I've tried to find a similar formula of following.
I've heard about this formula \begin{align} \prod_{i=1}^n \dfrac{1}{a_i} = \Gamma(n)\left[ \prod_{i=1}^n \int_0^1 \mathrm{d }x_i\right]\dfrac{\delta(1-\sum_{i=1}^n x_i)}{(\sum_{i=1}^n a_i x_i)^n} \end{align} in a class. ($\delta(x)$ is a Dirac-delta function. I use this for convenience.)

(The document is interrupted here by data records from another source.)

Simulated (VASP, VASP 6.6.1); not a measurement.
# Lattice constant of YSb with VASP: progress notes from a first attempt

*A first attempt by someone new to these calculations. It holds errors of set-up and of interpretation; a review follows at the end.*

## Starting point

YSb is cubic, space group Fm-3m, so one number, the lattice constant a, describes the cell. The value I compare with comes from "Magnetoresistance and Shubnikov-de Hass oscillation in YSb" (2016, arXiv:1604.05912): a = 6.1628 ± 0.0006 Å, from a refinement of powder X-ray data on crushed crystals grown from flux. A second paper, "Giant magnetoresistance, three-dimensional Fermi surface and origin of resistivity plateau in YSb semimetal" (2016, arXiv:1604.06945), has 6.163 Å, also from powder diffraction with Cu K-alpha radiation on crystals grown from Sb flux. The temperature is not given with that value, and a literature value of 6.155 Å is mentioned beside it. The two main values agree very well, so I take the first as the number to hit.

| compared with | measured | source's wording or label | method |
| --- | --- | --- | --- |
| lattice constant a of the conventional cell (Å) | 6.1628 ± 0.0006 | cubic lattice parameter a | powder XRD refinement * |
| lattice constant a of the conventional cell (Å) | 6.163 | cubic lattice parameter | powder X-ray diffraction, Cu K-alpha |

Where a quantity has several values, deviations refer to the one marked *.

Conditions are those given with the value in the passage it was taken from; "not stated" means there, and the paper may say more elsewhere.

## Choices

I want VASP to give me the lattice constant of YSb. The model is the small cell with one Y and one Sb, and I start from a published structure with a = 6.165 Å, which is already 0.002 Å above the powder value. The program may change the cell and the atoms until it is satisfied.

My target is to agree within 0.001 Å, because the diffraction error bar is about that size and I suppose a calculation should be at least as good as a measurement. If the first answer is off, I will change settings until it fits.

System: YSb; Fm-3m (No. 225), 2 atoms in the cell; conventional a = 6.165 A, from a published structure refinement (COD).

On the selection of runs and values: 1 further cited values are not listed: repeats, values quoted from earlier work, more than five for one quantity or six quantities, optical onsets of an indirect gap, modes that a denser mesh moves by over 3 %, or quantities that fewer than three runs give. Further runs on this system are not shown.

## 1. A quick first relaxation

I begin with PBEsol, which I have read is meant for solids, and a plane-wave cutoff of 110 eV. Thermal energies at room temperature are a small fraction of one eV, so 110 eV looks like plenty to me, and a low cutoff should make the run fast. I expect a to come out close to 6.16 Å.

I checked that it's okay when $n=2$.
I tried to prove this but I've noticed when $n=3$, it holds that \begin{align} \int_0^1 \int_0^1 \mathrm{d}x_1 \mathrm{d}x_2 \dfrac{1}{(m_1 x_1 + m_2 x_2 + m_3)^3} &= \int_0^1 \int_{m_1 x_1 + m_3}^{m_1 x_1 + m_2 + m_3} \dfrac{\mathrm{d}x_1 \mathrm{d} u}{m_2 u^3}\\ &= -\dfrac{1}{2m_2}\int_{0}^1 \dfrac{\mathrm{d}x_1}{(m_1 x_1 + m_2 + m_3)^2} - \dfrac{\mathrm{d}x_1}{(m_1 x_1 + m_3)^2} \\ &=\dfrac{1}{2}\dfrac{m_1 + m_2 + 2 m_3}{m_3 (m_1 + m_3)(m_2 + m_3)(m_1 + m_2 + m_3)}\\ \end{align} Obviously, it doesn't coincide with what I want to show.(When substitute $m_1$ to $a-c$, $m_2$ to $b-c$ and $m_3$ to $c$.)
Therefore, I think the formula suggested in the class is wrong. However, it seems to be used in several calculation and so, I think there is a similar formula rather than this.
Could someone tell me what it might be?